2021 Wish List for city
With the first issue of the New Year, the West Haven Voice traditionally opens with a top three issues we hope are resolved in the next 12 months. The year 2020 was by all accounts a unique on in the history of this community as it looks to close its first century as an independent municipality this year. Much of what we hope for in 2021 is similar to those things we’ve written about in previous years, but each year there is a new twist.
City Development – There is not doubt that 2020 saw at least some progress in the area of adding to the city’s tax base. As the year closed, we saw purchases of properties in Allingtown, the announcement of a Front Avenue Enterprise Zone that – it is hoped – will jumpstart development in an area of town that has been much neglected.

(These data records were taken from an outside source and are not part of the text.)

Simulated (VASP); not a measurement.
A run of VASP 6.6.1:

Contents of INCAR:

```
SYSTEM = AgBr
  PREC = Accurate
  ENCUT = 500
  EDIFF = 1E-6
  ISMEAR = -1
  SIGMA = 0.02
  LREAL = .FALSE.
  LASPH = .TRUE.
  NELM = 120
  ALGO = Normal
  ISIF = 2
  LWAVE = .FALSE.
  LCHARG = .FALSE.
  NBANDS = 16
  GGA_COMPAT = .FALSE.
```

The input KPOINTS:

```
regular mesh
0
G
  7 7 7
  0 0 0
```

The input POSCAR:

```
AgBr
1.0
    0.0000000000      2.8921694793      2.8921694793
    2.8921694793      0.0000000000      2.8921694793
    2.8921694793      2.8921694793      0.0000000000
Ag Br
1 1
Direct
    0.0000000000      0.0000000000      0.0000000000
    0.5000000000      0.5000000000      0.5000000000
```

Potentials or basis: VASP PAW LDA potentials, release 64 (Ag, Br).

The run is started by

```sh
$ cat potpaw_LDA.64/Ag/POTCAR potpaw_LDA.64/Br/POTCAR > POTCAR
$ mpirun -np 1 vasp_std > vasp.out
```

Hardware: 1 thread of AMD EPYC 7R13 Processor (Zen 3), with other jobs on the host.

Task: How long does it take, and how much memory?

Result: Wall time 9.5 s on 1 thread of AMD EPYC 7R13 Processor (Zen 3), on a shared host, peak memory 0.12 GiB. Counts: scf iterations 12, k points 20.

Add to that at least the beginning of work at the Haven Project, and we see inroads to new development, and a larger grand list that will take the burden of taxation away from homeowners in the long term. The good news included smaller items like the potential sale of the Savin Rock Conference Center. This will result either in the rehabilitation or demolition of the aging structure with the addition of new restaurants and other amenities. Best of all, the Savin Rock Museum will be included in the plans as well as a potential for the long-delayed carousel.
For the first time in many years, we can actually see some progress in expanding the tax base, and thus making our city more attractive not only to business, but to those who might want to live in a shoreline community.
Increased enforcement of blight ordinances – A continued problem in the city is the lack of consistent enforcement of blight regulation. Part of the problem – a major part, in fact – is the absentee ownership the city has for much of its rental properties. This has created a laxity that hurts us all.
Cars parked on front lawns is getting to be a major problem in certain parts of the city. There is no reason for this. It has the effect of making the city look shabby, and its resident look careless.
A second problem, of course, is property upkeep. This has been a problem for decades. It goes beyond peeling paint or deteriorating porches. It goes to lawns left uncut, debris allowed to collect, and damaged areas left unrepaired. Many residents complain of the lack of enforcement; but, it has to start with residents themselves, and then enforcement can take place. Worry about your own area, and the rest will follow.
Increase in park maintenance and upkeep – This is a quality-of-life issue, and has as much to do with making the city better as the issues mentioned above. City parks are kept up to the best of the Dept. of Public Works ability. We wonder though, if this should be moved out of that department and back under Park-Rec as it was prior to the 1990s.
This is no reflection on the ability of the DPW workers, but they have other, more pressing things to deal with than park maintenance. This is particularly true of city playing fields, which have suffered over the last several years. In particular we think of Painter Park, where the place has looked very shabby for years. It was once a showplace. It is, by no means, the only park suffering.
We need people dedicated to maintenance and care of our parks, cleaning them, prepping them, and making them a source of pride for our community.
These are just three issues we hope to see addressed in 2021. Let us hope the New Year brings a better quality of life to the city’s residents.